Formation of a company

A/S, ApS, IVS, P/S

The overall stages of the formation of the company

Start-up of the company

When starting up a business, one of the most important considerations one should make is how the risks of business operations are handled.

In this connection, by risks we primarily mean claims by creditors.

One way to deal with these risks is to set up a limited liability company, e.g. in the form of a private limited company (an ApS) or a public limited company (an A/S).

In principle, creditors can only make claims against the company if the company is established in one of the above mentioned forms.

In several situations, however, as a business owner, you will have to personally guarantee the fulfilment of company’s obligations, e.g., to obtain financing in the bank. In that case, the bank’s claims can also be directed against the owner – regardless of whether the company is run as a company with limited liability.

If you as a capital owner have to repay a guarantee in the company, you obtain a claim against the company for the amount you have had to pay – a so-called recourse claim.

If the company has not been able to honour the creditor’s claim, it usually unlikely that it can pay the recourse claim. Thus, the owner might incur a loss, corresponding to the claim he has made against the company.

Here, it is of crucial tax technical importance how much of the company’s share capital you own. If you own 25% or more of the share capital or more than 50% of the voting rights, then the loss is not deductible.

If you do not exceed any of the above thresholds, the loss is fully deductible.

The formation of the company can generally be divided into the following stages:

  1. Drafting and signing a memorandum of association, the company’s articles of association and a register of shareholders
  2. Issuance of the shares and payment of the share capital
  3. Holding of the inaugural shareholders’ meeting with a view to the election of the company’s management and possible auditor
  4. Notification to the Danish Business Authority regarding the registration of the company.
  5. Registration of the company

However, the individual points are typically clarified and handled during one single meeting.

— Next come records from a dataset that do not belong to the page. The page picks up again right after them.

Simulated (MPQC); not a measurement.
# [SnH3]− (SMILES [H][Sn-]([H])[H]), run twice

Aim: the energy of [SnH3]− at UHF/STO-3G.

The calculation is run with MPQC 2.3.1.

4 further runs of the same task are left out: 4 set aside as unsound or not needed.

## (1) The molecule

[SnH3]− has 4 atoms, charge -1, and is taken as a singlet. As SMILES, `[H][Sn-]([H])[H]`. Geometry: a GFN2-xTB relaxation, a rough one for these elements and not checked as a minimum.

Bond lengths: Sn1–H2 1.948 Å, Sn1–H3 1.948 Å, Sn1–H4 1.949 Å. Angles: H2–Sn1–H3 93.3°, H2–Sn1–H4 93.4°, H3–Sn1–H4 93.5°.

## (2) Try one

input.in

Requirements for the founders

One or more founders can set up a limited liability company.

A founder must not be undergoing reorganization or bankruptcy proceedings.

If the founder is a natural person, the person must be of legal age and not be under guardianship.

If the founder is a legal entity (i.e. a company) the founder must be authorized to acquire rights, enter into obligations and be a party to legal proceedings. Thus, a public or private limited company that is itself in the process of being established may not establish a company, as the company does not yet have any legal capacity.

What is a Memorandum of Association?

The founders must sign a memorandum of association, which must contain information about:

  1. Name, domicile and, if relevant, CVR number of the founders of the capital company,
  2. The subscription price for the shares,
  3. The deadlines for the subscription and payment of the shares,
  4. From which date the foundation shall have legal effect,
  5. From which date the foundation shall have effect for accounting purposes,
  6. Whether the company shall bear the costs of the foundation and, if so, the estimated costs.

The memorandum of association must also contain provisions on the following matters if a decision has been made to this effect:

  1. Special rights or benefits that shall apply to founders or others
  2. Entering into an agreement with founders or others, whereby a significant financial obligation can be imposed on the capital company,
  3. If shares can be issued against deposits of values ​​other than cash,
  4. Whether the company’s annual report must be audited, if the company can opt-out of auditing in accordance with the Danish Financial Statements Act or other legislation,
  5. The size of the portion of the subscribed share capital deposited at the time of incorporation.

Subscription and payment of share capital

The formation of a private limited company (ApS) requires a minimum of the share capital of DKK 40,000.00. The establishment of a public limited liability company (A/S) requires a minimum share capital of DKK 400,000.00.

The share capital can be raised by cash payment and non-cash contributions.

Below you can find more information about the formal requirements and the procedure for subscribing and paying/depositing the capital.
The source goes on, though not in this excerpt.